Here’s a primer on what first-time buyers need:
STEP 1: CREDIT AND SAVINGS
Start by requesting a free copy of your credit report from the three major credit bureaus via www.annualcreditreport.com. Use only this link to avoid the credit-reporting scams out there.
If you see accounts you don’t recognize or negative marks on your credit report, clear them up now.
“You’d be surprised. Your parents might be on there, your cousins,” said Mary Malgoire, founder of the Family Firm, a financial-advisory firm in Bethesda, Md. “It’s really important to clean it up before you start this whole process.”
Williams learned that her father was still a joint holder on her checking account, so she asked him to write a letter certifying that all the funds were hers. She also noticed a negative item about an old dispute with Verizon over a landline that never functioned, for which she refused to pay the bill.
“I had to call them multiple times until I could talk to someone who was sympathetic and would get it removed,” she said.
If you see old credit cards you no longer use, consider closing some strategically, starting with the newest, low-limit cards that are unused. Lenders prefer a low ratio of debt to credit limit, so it’s good to have more credit available than you use monthly. They also like to see long-standing lending relationships, so don’t close your oldest credit card.
Finally, if you close too many credit cards in a short period, that raises a red flag as well.
“If you close down a lot of credit cards that you’re not using, it could trip a switch. If you have too many lines of credit open, it could affect your score negatively,” said Christopher Brown, a certified financial planner in Rockville, Md. “There’s a happy medium.”

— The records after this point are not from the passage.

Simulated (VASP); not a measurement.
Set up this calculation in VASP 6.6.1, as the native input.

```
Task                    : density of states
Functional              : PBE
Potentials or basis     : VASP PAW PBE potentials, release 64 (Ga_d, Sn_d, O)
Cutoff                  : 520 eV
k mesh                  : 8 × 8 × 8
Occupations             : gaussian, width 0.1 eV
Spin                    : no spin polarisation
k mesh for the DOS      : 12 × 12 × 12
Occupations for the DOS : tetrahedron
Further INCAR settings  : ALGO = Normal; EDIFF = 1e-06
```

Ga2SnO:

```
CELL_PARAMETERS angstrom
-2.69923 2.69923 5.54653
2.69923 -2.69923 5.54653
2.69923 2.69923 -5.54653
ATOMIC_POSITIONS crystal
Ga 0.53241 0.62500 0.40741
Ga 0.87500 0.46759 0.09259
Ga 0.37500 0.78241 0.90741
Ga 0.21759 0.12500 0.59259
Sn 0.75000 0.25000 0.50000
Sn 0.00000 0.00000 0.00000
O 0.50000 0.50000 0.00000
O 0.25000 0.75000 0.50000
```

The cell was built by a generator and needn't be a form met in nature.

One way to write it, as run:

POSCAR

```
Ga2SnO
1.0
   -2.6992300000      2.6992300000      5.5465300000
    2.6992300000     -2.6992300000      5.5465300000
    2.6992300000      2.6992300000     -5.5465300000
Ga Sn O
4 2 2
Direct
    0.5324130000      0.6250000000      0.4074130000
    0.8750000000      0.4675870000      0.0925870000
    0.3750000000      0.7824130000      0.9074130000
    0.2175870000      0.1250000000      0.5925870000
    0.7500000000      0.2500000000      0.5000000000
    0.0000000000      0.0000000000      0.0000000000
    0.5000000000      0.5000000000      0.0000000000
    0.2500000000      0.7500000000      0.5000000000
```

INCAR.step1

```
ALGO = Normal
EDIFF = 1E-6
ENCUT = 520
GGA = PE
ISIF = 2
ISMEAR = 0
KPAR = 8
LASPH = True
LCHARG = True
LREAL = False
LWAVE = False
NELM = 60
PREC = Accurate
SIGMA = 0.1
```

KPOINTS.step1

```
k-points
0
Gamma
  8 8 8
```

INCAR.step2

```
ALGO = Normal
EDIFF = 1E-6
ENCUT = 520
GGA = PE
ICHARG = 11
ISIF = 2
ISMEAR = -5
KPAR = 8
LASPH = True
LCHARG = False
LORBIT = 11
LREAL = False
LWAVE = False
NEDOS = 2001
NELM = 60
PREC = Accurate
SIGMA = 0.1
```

STEP 2: STICK TO YOUR BUDGET
Create or revise your monthly budget so you’re setting aside the money you would pay as a homeowner that you don’t pay as a renter. This includes the home mortgage, mortgage insurance, property taxes, condo or homeowner-association fees, home furnishings, maintenance, cleaning and any utilities or fees your landlord pays.
Living with this budget will teach you what you truly can afford, as well as help you pay off credit-card debt or add to the savings you should already have amassed for a down payment. You’ll return to this budget when you make an offer, so consider this a draft version.
The bank and credit-card statements that you use to create your budget will probably be requested later by mortgage lenders. Start keeping your financial statements and pay stubs in a file, where you’ll put new documents as they arrive so everything remains current.
This is an opportunity for a reality check, said Kate Fries, a certified financial planner with the Family Firm. Will you stay in the area where you want to buy for at least five years, and do you have enough saved beyond the down payment for moving costs, maintenance and repairs?
“A lot of people jump into homeownership before they should. They get excited — their friends are doing it, the rates are really low and the idea that you should own a home. That’s not always a good starting point for making good financial decisions,” Fries said.
Review your personal and professional plans to see whether there’s a chance you might move to another city for work or add to your household through marriage or childbirth, both of which have implications for your income, location and the size of your home, said Carter Ferrington, an associate broker and agent for Vogel Realty.
STEP 3: FIND A GOOD AGENT
Your real-estate agent can advise you on neighborhoods and new listings of interest and be your advocate in a competitive market. Ask friends, family and colleagues for recommendations of an agent with expertise in your target market.
“The one thing I have that you won’t have if you’re a buyer is objectivity,” broker Donna Evers said. “You’ll fall in love with some charming front porch. I’m going to be the little angel at your elbow saying, ‘Can you borrow that much?’ ”
Your agent can help craft a strategy for being a competitive bidder. For instance, sellers prefer a buyer with no inspection or appraisal contingency, but you’ll need to think through your comfort level with paying for an inspection ahead of your offer being accepted and with buying a home that appraises for less than the sale price.
“These are the two things you might have to drop if you’re going to be competitive,” Evers said. “Those are going to be the two hairy things for first-time homebuyer.”
After Reese Goldsmith and Larry Mosley had two purchase offers rejected, they began to question the wisdom of their agent’s strategy. Even when the couple bid $5,000 higher than the next offer, they lost to buyers with conventional mortgages. Sellers knew their FHA financing would take longer to close and had a higher likelihood of bumps along the way.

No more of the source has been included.